For the life of me, I haven't been able to grasp convolution for functions with multiple pieces. For example,
$$ h(\lambda) = \left\{ \begin{array}{l l} 2 & \quad \ 0\leq \lambda < 1\\ -1 & \quad \ 1\leq \lambda \leq2 \end{array} \right.$$ $$ f(\lambda) = \left\{ \begin{array}{} 2 & \quad \ 0\leq \lambda < 1\\ 3 & \quad \ 1\leq \lambda < 2 \\ 1 & \quad \ 2 \leq \lambda \leq 3 \end{array} \right.$$
I know that I have to fold one the functions and shift it. So we take $h(t-\lambda)$.
- For $0<t<1$, we have $$\int_0^t(2)(2) d\lambda = 4t$$ we get one integral because this is the only overlap and we take from 0 to t, because that is the region they overlap for $0<t<1$.
- For $1<t<2$, we have $$\int_{0}^{t-1}(-1)(2)+\int_{t-1}^{1}(2)(2)+\int_1^t(2)(3)=4$$ Now for $2<t<3$ I have, $$\int_{t-1}^{2}(-1)(3) + \int_2^t (2)(1)$$ And there is $3<t<4$, I have $$\int_t^3(-1)(1) = -3+t$$
However, I am not sure of my attempt and I would really appreciate it if someone could explain how to convolve such functions and how to handle the integration limits because they are the most confusing. Do we always start from 0?

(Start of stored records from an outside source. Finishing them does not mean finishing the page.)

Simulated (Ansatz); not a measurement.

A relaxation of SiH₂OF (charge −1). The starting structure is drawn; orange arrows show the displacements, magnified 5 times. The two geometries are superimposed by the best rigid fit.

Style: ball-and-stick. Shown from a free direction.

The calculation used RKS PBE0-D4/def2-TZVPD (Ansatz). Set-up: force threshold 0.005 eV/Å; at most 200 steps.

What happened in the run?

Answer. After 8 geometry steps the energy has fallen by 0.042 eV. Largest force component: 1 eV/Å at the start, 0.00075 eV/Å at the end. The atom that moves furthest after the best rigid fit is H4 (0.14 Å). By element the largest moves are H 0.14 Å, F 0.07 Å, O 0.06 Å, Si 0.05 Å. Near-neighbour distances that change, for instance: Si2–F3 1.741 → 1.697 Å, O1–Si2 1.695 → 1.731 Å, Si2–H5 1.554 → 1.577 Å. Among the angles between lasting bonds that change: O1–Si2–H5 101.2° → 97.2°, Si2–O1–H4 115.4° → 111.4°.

Say you have two functions $f = s \chi_{(a,b)}$ and $g = t \chi_{(c,d)}$. Then $$f \ast g (x) = \int_{\mathbb R} f(y) g(x-y) \, dy = st \int_{\mathbb R} \chi_{(a,b)}(y) \chi_{(c,d)}(x-y) \, dy. $$ Here $$ \chi_{(a,b)}(y) \chi_{(c,d)}(x-y) = \chi_{(a,b) \cap (x-d,x-c)}(y), $$ so $$f \ast g (x) = st |(a,b) \cap (x-d,x-c)|.$$
There are formulas you can work out for this expression, but let's consider the simpler case where these intervals have length $1$. Then $b = a+1$, $d = c+1$, and $$ |(a,a+1) \cap (x-c-1,x-c)| = \left\{ \begin{array}{lcl} 0 & if & x < c+a \\ x-c-a & if & c+a \le x \le c + a + 1 \\ 2 - x + c + a & if & c + a + 1 \le c + a + 2 \\ 0 & if & x > c + a + 2\end{array} \right.$$ (this is a tent function).
The convolution is linear in each argument separately, so the convolution of your functions $f$ and $h$ will be a linear combination of tent functions.